The kind of buyer who is looking at $10k-$15k SUVs because that's what they can afford. The kind of buyer who has never changed their own oil, and has no intention of working on their own vehicle. ....there are those people out there. In fact, there are a lot of them. There are a lot of buyers who can now afford a Range Rover now, but shouldn't.

Call that bs/hate/trolling if you like, but I assure you it isn't.

Reading your posts does nothing but back up my statements. If you think replacing the timing chain, guides, and tensioners on '11 SC 5.0L is a job just anyone could perform, then I don't know what planet you're living on. But in my world, that's not a job for the faint of heart, and there is a very good reason most shops will charge you anywhere from $5k-$8k to do that job.

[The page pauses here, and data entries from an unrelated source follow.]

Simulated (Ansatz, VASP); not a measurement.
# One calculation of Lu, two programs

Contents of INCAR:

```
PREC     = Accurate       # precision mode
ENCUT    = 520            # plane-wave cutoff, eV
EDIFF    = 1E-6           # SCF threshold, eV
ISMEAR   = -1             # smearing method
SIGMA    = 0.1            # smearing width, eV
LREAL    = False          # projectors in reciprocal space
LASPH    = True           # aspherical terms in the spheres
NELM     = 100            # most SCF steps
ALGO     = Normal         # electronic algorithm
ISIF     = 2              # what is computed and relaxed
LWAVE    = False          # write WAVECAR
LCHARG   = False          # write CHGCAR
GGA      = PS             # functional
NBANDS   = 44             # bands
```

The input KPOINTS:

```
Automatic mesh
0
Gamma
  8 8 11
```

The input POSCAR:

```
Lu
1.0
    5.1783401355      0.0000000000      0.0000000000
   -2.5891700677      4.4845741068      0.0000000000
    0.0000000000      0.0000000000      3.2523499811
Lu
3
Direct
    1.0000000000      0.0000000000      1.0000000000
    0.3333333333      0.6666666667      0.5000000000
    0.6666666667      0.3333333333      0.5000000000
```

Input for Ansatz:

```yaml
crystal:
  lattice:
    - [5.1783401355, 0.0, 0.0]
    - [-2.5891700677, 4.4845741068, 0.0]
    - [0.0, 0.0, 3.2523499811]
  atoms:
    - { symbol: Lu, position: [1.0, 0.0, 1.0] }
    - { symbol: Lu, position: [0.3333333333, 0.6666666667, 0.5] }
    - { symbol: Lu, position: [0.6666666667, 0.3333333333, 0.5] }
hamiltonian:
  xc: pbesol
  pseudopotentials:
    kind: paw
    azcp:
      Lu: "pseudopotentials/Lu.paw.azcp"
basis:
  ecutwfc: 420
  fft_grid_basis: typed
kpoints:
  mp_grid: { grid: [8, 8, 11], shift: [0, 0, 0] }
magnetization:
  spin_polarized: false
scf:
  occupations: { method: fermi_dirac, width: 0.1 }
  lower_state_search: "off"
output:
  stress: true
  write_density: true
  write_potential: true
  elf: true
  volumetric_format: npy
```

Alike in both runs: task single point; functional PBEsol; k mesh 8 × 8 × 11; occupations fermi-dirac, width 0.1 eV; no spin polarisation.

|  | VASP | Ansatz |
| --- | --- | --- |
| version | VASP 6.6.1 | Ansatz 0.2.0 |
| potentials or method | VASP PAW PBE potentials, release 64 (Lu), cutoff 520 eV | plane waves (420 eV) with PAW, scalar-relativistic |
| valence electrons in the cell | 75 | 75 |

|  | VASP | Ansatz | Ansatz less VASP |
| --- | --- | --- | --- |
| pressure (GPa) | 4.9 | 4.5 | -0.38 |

For most people who are considering buying a 2011 Range Rover for $15k, that has around 100k on the odometer, and hasn't had the chain guides replaced, isn't going to be prepared for the possibility of their mechanic handing them $5k-$8k repair estimate. Or that first time they come out to get in their truck and notice the left corner is sagging a lot. God forbid they take it to a Range Rover Dealership and get a quote of $1000-$1500 to replace it. And then have it happen to their right side a few weeks or months later. I'm not talking to the guys and gals that can roll up their sleeves and DIY this b****. I'm talking about MOST of the people out there who buy cars and trucks and pay other people to service them. The 'Doug DeMuros' of the world.

But you're right, all cars have their faults, and need servicing. I just think people need to understand there is a very good reason these trucks can be purchased at 10-20% of their original purchase price. ...and it's not because they are incredibly reliable and maintenance is cheap.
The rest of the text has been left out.